For 2HY2025, the Group reported a loss before income tax of $3.57 million, compared to a profit before income tax of $3.15 million in 2HY2024.
Review of Balance Sheet
Current assets
As at 31 December 2025, the Group's current assets stood at $92.40 million, representing a decrease of $8.95 million, or 9%, from $101.35 million as at 31 December 2024.
The decrease was mainly attributable to:
- Cash and cash equivalents: decreased by $2.30 million, from $10.16 million to $7.86 million, consistent with the net cash outflows explained in the Review of Condensed Interim Consolidated Statement of Cash Flows.
- Trade and other receivables: decreased by $4.09 million, from $14.41 million to $10.32 million, mainly due to higher collections, the write-off of $1.33 million relating to a customer in the Offshore & Engineering segment following its compulsory liquidation (previously recognised a loss allowance in 1HY2025), and the overall decline in revenue across all business segments, which led to a lower level of receivables at year-end.
- Inventories: declined by $1.40 million, from $5.02 million to $3.62 million, reflecting a lower volume of secured and ongoing orders for new-build propellers in the Marine segment.
- Contract assets: reduced by $1.16 million, from $1.21 million to $54,000, following the billing and collection in January 2025 of work completed in 4Q2024.

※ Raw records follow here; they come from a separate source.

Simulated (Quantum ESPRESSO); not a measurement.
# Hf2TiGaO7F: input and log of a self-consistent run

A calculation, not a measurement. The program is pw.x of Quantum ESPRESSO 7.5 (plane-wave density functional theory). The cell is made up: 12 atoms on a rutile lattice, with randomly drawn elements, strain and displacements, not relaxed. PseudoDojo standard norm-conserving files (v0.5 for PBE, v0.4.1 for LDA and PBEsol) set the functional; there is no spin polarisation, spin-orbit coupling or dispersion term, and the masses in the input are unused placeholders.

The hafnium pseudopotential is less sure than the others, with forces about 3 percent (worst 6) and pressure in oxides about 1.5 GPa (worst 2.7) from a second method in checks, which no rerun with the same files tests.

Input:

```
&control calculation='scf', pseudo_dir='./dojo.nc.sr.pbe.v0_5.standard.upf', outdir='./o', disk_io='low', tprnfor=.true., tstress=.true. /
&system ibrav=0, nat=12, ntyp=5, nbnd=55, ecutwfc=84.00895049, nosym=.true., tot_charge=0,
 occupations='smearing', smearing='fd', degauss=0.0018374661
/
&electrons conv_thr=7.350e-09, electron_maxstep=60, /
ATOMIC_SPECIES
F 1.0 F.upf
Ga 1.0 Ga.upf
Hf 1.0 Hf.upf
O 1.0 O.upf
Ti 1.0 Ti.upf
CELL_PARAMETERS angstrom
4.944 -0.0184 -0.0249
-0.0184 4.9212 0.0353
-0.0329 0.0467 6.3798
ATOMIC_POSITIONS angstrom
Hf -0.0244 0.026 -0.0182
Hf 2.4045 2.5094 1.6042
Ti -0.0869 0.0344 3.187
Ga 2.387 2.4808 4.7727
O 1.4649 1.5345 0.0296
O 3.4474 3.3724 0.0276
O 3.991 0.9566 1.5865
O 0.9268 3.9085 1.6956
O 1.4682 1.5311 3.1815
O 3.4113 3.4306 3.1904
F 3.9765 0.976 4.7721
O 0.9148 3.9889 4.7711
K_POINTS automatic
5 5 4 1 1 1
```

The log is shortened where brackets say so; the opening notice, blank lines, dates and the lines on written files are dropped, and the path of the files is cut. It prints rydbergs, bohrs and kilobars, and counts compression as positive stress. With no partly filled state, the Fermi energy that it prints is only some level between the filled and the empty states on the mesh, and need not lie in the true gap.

- Assets of disposal group classified as held-for-sale: remained unchanged at $70.54 million.
Non-current assets
As at 31 December 2025, the Group's non-current assets stood at $67.93 million, representing a decrease of $6.49 million, or 9%, from $74.42 million as at 31 December 2024:
The decrease was mainly attributable to:
- Property, plant, and equipment (PPE) and deposit for purchase of PPE: net decrease of $7.20 million in PPE, from $68.08 million to $60.88 million, as detailed in Part E, Note 12. This was partially offset by an increase in deposits for PPE from $1.44 million to $2.15 million, for capital investments in the Marine segment.
- Financial assets, at FVOCI: recorded a fair value gain of $5,000.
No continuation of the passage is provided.